The original callsign for the shortwave transmitter was W4XB. However, even though this call makes the station look like an amateur operation, this was not the case. Back in that era, callsigns with this type of configuration were looked upon as being experimental, and they could be either amateur or professional. The X after the number indicated experimental.

With armed conflict looming over the international scene in continental Europe, the federal licensing authorities required all shortwave broadcasting stations in the United States to discard their experimental callsigns and to register a regularized callsign, effective September 1, 1939. During the hasty events of this crisis period, WIOD shortwave was noted for a short period of time in Australia and New Zealand with the callsign WKBM. However, shortly afterwards, the shortwave unit operated by the "Wonderful Isle of Dreams" station W4XB, became WDJM.

In another directive a few months later, the licensing authorities required that all shortwave broadcasting stations in the United States should be operating at a power of 50 kW, or have submitted a CP, a Construction Permit, for 50 kW, effective April 1, 1940. At this stage, WIOD decided to drop out of the international shortwave scene and to concentrate on local coverage, AM and later FM.

The final broadcast from shortwave WDJM, the usual relay from mediumwave WIOD, took place some time during the month of September 1940 when the transmitter was quietly switched off for the last time. What was left of the two homebrew units, now combined into one 10 kW unit, was loaded onto a truck and taken up to Scituate Massachusetts, a few miles south of Boston. At station WRUL, the legendary Walter Lemmon re-activated the equipment a few weeks later and returned it to the air at its new location with 10 kW under a new callsign, WRUX.

During its somewhat spasmodic on-air operation over a period of eight years, station W4XB-WDJM in Miami, Florida was heard widely throughout North America, and also in Europe and the South Pacific. This pioneer shortwave station is long since gone, and only the very oldest amongst us can actually remember the events as they occurred. These days, just about all that is known about this station can be seen in a few old and yellowed QSL cards, and in old and crinkled radio magazines.
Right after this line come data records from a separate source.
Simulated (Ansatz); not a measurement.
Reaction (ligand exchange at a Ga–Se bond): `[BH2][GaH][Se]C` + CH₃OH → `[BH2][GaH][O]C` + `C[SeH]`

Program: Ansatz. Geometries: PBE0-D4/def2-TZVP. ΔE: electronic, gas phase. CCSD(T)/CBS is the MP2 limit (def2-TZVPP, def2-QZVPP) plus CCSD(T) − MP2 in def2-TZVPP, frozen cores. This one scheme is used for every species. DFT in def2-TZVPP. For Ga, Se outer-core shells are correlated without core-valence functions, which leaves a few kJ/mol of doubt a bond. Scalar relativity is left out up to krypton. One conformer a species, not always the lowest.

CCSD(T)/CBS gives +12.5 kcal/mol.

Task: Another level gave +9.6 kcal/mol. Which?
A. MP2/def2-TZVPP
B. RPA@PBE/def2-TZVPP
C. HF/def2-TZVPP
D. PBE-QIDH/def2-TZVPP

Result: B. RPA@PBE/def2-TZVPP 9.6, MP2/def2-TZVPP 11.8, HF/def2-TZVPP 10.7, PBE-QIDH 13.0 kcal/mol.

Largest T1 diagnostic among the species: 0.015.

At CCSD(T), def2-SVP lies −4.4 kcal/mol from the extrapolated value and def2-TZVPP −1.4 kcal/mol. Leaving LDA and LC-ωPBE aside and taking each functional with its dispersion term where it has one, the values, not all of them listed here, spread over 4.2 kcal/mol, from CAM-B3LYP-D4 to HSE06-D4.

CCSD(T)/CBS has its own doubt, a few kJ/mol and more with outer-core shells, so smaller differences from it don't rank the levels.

These days, it is possible sometimes to come across old QSL cards issued on behalf of shortwave W4XB-WDJM, and it would appear that just two different cards were issued; one for the experimental callsign W4XB, and another for the subsequent regularized callsign, WDJM. Interestingly, QSL cards were also issued in Boston for the same transmitter at its new location at Scituate in Massachusetts, under its new callsign WRUX.